And to transform is to create.

* * *

To endure is to stop creating. It makes small what could have been large enough to hold a life. Life is always seeking more of itself. To live small, pinched in anger or fear, is no way to use the chance, the one chance you have to see what can be made with your life. 

The world of politics and religion and economics is an unsteady place filled with ego and pride and cruelty. The response to it is not to mirror it, but transform it because those worlds are the makeshifts and tantrums of the past. You, my brother, you, my sister, know there is a place where the mastery of your hand can transform what has been into what might yet be. To get there you must let go of safety and trade it for the exhilaration of being transformed. You can use this very moment to run into the field and dare the cliff. I promise you it will respond in kind and dare you to keep at it, for it is nothing without you.

* * *

I wish you well.

__________

Tuesday, February 7, 2017

Good Luck To

Good luck to the farmer! Good luck to the man who owns this place, the man who works it, the faithful, the virtuous! I can love him, I can revere him, I can envy him. But I have wasted half my life trying to live his life. I wanted to be something that I was not. I even wanted to be a poet and a middle class person at the same time. I wanted to be an artist and a man of fantasy, but I also wanted to be a good man, a man at home. It all went on for a long time, till I knew that a man cannot be both and have both, that I am a nomad and not a farmer, a man who searches and not a man who keeps. A long time I castigated myself before gods and laws which were only idols for me. That was what I did wrong, my anguish, my complicity in the world's pain. I increased the world's pain and anguish by doing violence to myself, by not daring to walk towards my own salvation. The way to salvation leads neither to the left nor the right. It leads into your own heart, and there alone is God, and there alone is peace.

- Hermann Hesse, Wandering

* * *

The violence we do to ourselves is always and in all cases made manifest in how we treat others. When we live a half life, when we live according to expectations that are not our own, when we stand with a foot in each world - the world of our our desires and the world of what we're told our desires should be - we lose the ability to give ourselves entirely to any cause: love, work, play, prayer, whatsoever it may be. This bifurcated existence then always and in all cases means we are less than we might be. This soaks into our relationships with those we encounter, with the natural world, with the metaphysics of our dreaming and cannot be turned aside. It limits the possible.
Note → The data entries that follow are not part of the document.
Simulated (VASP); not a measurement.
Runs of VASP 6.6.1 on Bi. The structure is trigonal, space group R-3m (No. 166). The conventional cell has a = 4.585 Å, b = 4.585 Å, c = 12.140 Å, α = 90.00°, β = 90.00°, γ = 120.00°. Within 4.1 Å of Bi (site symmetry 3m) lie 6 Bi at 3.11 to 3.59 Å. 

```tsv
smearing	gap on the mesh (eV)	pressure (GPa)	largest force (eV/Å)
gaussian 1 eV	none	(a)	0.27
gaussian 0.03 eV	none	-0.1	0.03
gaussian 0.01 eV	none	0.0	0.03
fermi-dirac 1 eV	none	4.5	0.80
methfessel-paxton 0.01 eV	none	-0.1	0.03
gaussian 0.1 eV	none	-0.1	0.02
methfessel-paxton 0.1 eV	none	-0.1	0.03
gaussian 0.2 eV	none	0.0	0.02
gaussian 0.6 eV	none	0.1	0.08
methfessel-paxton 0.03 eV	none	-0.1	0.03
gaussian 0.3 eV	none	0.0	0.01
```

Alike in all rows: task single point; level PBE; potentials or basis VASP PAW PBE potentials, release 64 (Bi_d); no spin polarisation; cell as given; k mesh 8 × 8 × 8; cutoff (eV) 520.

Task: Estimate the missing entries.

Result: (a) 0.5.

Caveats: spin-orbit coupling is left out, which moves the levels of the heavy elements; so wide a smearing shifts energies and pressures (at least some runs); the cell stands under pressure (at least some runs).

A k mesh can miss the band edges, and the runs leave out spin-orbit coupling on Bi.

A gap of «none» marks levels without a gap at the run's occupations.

In this day, at this time, with the fears that are stalking the streets, it is impossible to say how vital, how necessary it is for each of us to choose: poet or farmer, searcher or keeper, artist or burgher. No one is better than the other. It is only that one is true for you and the other false. It may change over time, but what is vital now (what is vital at any time) is that we each know who we are and live according to that impulse. By wronging ourselves, we wrong the world we inhabit. This creates the space for others to tell you who you are, how to think, what to say. It is the opening fear rushes into and once there it poisons without volition. The only growth available is in doubt. A life that doubts itself, that doubts its experience, that doubts facts, or is unmoored by facts, that is reactionary, ready to assume others share the same fears and doubts and hatreds, that is not life at all, but an awful half life. It is how so many of us make our way. We want better, but are stymied by the conflict in our heads: searcher or keeper, believer or not, fearful or loving.

Unless and until we choose, we will never fully know the peace of belonging to our time, our place, with the gifts we have to offer this time and this place.  

* * *

To name a thing is to make it real. A name does more than define something; it encompasses the totality of what ever is named, but just as importantly it implies the named thing's relationships to every other thing, its obverse, which, of course, is the universe. Cheetah is not simply a solitary animal or the species, but its prey, its ecosystem, the desolation of that system by forces that have nothing to do with cheetah and it is also the image it conjures to each who hears its name. A name is an organizing principle. So, what name do you give yourself? others? to this time? this place? How's it working out?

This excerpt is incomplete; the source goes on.